Back in the early days, there wasn't even hardware video encode/decode to worry about, let alone GPGPU programming stacks, DLSS, all the effort put into making sure that shader compilation a) works and b) is performant, etc.

That all costs a ton of money at a scale that just wasn't the case back in the day. Even in a theoretical world where the cost of the silicon die was zero, or at least stayed the same each generation, all of those other costs have increased dramatically and would result in the cost of the product to the consumer necessarily being more expensive in order to have a viable business and keep the lights on.

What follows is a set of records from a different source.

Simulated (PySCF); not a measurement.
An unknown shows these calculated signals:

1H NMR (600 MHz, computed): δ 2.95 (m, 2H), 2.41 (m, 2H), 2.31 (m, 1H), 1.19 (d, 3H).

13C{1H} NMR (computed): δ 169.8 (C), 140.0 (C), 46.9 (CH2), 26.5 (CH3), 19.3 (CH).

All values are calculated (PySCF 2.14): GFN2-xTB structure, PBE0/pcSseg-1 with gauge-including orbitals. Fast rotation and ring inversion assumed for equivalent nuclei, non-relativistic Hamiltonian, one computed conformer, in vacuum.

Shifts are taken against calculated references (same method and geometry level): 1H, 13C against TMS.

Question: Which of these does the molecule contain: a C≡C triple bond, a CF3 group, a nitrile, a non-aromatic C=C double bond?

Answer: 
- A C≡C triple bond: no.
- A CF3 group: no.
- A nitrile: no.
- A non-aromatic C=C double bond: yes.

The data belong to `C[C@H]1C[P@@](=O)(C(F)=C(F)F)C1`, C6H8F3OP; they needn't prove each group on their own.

There's certainly some argument to be made about the shape of that trend line, whether it's mostly linear, exponential, or somewhere in between, but you'd be hard pressed to argue that it does anything but increase each generation.
Yeah, costs go up fast.
But it doesn't help that the cost per transistor is not going down with each new process node.
Add the layers of complexcity on top of that i do not think we are talking about a linear scaling in cost, far from it.

I really liked this video as it helped me much better understand what a GPU today does:

They have really become complex with not just shader cores, but also tensor cores, RT cores etc.
 
Then there is R&D cost, memory cost, PCB cost, cooling, packaging and validation costs, .... etc.
Cost of transistor will be cost of die production divided by number of transistors. Cost of GPU is something else.

More Moderatiously: This is a thread to attempt to identify the cost of a transistor. This can be computed as the cost to produce a working die divided by the number of transistors, or a more understandable variation (as 0.000000000231 cents isn't particularly user-friendly). The cost to produce a GPU or graphics card is a different discussion.
 
While the PDF is a few years old, it does contain data down to TSMC's 5nm node, which 4N is a derivative of, so should be fairly applicable to the historical comparisons in this thread: https://cset.georgetown.edu/wp-content/uploads/AI-Chips—What-They-Are-and-Why-They-Matter-1.pdf

In particular, pages 44/45 where it goes into the wafer costs and cost per chip (assuming the same # of transistors) for each node.

5nm definitely costs more per transistor and per chip produced than 7nm. One caveat - the PDF is fairly AI focused, and it looks like it's using the theoretical 'logic density' for its scaling factors between nodes, which is the absolute best case scenario and unlikely to actually be achieved in real world designs. You can see on page 41 they're assuming a ~78% density improvement between 7nm and 5nm.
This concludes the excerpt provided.